Dummy variable in regression are slightly different from other variables, both in data processing and when reading regression results. Linear regression, or multiple regression, is a function that explains the relationship between independent variables and dependent variables. One dependent variable (Y) is usually influenced by several independent variables (X). For example, the production variable is influenced by land area, fertilizer, labor, and capital.
Regression has several requirements that must be met. Because regression is included in parametric statistics, of course the variables in it have an interval or ratio scale. In addition, the data to be used must also meet the classical assumption rules. However, of the several variables we use, one or two may be nominal or ordinal scale variables. Nominal or ordinal scale variables in regression are commonly known as dummy variables.
To make it easier to understand, I give an example of dummy variables in regression. Let’s say we want to know the effect of gender on income spent at the mall. We create a gender variable with a value of 0 for men and 1 for women. Another example is the effect of farmers’ participation in farmer group membership on income. We create a farmer group membership variable with a value of 0 for farmers who are not members and 1 for farmers who are members of a farmer group. The identification of this dummy is similar to when we describe the different levels of the experiment and the control.

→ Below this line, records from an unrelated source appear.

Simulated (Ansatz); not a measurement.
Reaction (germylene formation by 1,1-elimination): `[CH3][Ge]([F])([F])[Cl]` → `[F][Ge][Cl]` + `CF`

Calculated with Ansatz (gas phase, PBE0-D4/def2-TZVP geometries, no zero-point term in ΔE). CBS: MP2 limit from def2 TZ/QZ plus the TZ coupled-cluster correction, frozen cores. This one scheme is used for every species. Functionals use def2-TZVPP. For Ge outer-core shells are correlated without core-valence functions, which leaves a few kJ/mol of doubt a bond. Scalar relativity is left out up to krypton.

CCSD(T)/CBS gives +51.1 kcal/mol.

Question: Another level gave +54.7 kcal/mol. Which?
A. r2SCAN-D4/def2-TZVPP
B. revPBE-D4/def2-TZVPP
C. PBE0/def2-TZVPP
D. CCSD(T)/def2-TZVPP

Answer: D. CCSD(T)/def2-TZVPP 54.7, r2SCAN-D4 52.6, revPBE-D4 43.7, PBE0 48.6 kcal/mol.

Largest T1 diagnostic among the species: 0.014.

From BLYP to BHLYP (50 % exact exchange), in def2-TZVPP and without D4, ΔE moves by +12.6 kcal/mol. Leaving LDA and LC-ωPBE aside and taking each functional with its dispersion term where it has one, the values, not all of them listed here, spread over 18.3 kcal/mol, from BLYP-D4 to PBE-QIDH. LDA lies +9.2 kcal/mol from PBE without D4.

Dummy variables in regression are different from logistic regression. Nominal scale variables in logistic regression are located in the dependent variable, or Y value. while the dummy referred to here is a nominal or ordinal scale variable in the independent variable (X value). Can dummies be in logistic regression?
Giving values of 0 and 1 also has its own techniques. To make it easy to interpret the results of the regression output, a value of 1 should be given to respondents who are expected to have an influence on the value of Y. For example, in the example of farmer membership above, I have a hypothesis that this membership has an influence on farmer income. So I give value 1 to farmers who are members of farmer groups. Later, the coefficient on this variable will be the difference between farmers who are not members and farmers who are members of farmer groups. If you give the value upside down, there is actually nothing wrong, but it is likely that the coefficient value that comes out will be negative. There is nothing wrong with the calculation result; it’s just that you need to understand how to explain the negative value.
I will immediately practice the use of dummy variables in regression in the Minitab application.
I have training data that can be downloaded here:
The data is engineering data that I randomly obtained through Excel. There are 5 independent variables, and one of them, X2, is a dummy variable in regression.
Let’s open the menu. I am using Minitab 17.
We enter the data in the minitab sheet.
Then click stat – regression – regression – fit regression model
Responses: we enter variable Y; continuous predictors: we enter X1, X3, X4, X5. While the variable X2 is a dummy variable in regression, we enter categorical predictors.
The R-sq value in the model has a value of 65.09%, meaning that 65% of the data processed can be explained by the minitab result model. It can be said that this model is sufficient to represent the existing data.
Judging from the p value, among the five variables, only X2 has a value below 0.05. This means that only x2 significantly affects the value of Y. Judging from the VIF value, variables X1 and X4 have a value above 10, meaning that these two variables have multicollinear problems (I have discussed this in the classic assumption test).
My assumption is that the output above has been fixed according to the classical assumption test. I will explain the dummy variable output according to the theme of this article.
In the coefficient column, the value of 1 in the X2 variable has a value of 3876. This means that respondents who have a value of 1 have a significantly higher 3876 Y than respondents who are worth 0. This can also be obtained from the regression equation at the bottom, which is as follows:
The value of the regression model when X2 is 0 is 5468 + 2.89X1 + 19.0X3 + 5.74X4 + 1.49X5. while the regression model when X2 is 1 is: 9344 + 2.89X1 + 19.0X3 + 5.74X4 + 1.49X5. The coefficient value of 3876 is obtained from the difference between the two models, assuming X1, X3, X4, and X5 have the same value.
So it can be concluded that the X2 variable, which is worth 1, has a Y value 3876 higher than the X2 variable, which is worth 0.
There are difference when reading other regression coefficients. Because if the variable is a continuous variable or interval and ratio scale, the variable coefficient will be read every additional unit of the independent variable will increase the dependent variable by the coefficient value.
Different minitabs, different SPSS I also gave the steps in SPSS because SPSS is also widely used. In SPSS, nominal and ordinal scale variables have been separated since they were first inputted, while the process is the same as if you were doing multiple or linear regression. SPSS will recognize the dummy variable after you indicate that it is on a nominal scale.
Let’s open SPSS, then copy the data to the SPSS sheet.
In the variable view tab, I marked the information on X2 that the variable is a dummy variable or nominal scale. Look at the measure table in the image below.
Then click analyze – regression -linear. Then enter Y in the dependent column, and all X variables into the independent column and click OK.
The result was:
The results obtained are the same as the results issued by Minitab. You can see the coefficient value in the coefficient table in column B, with a value of 3876. However, SPSS does not provide a model for the two values of X2, as Minitab does.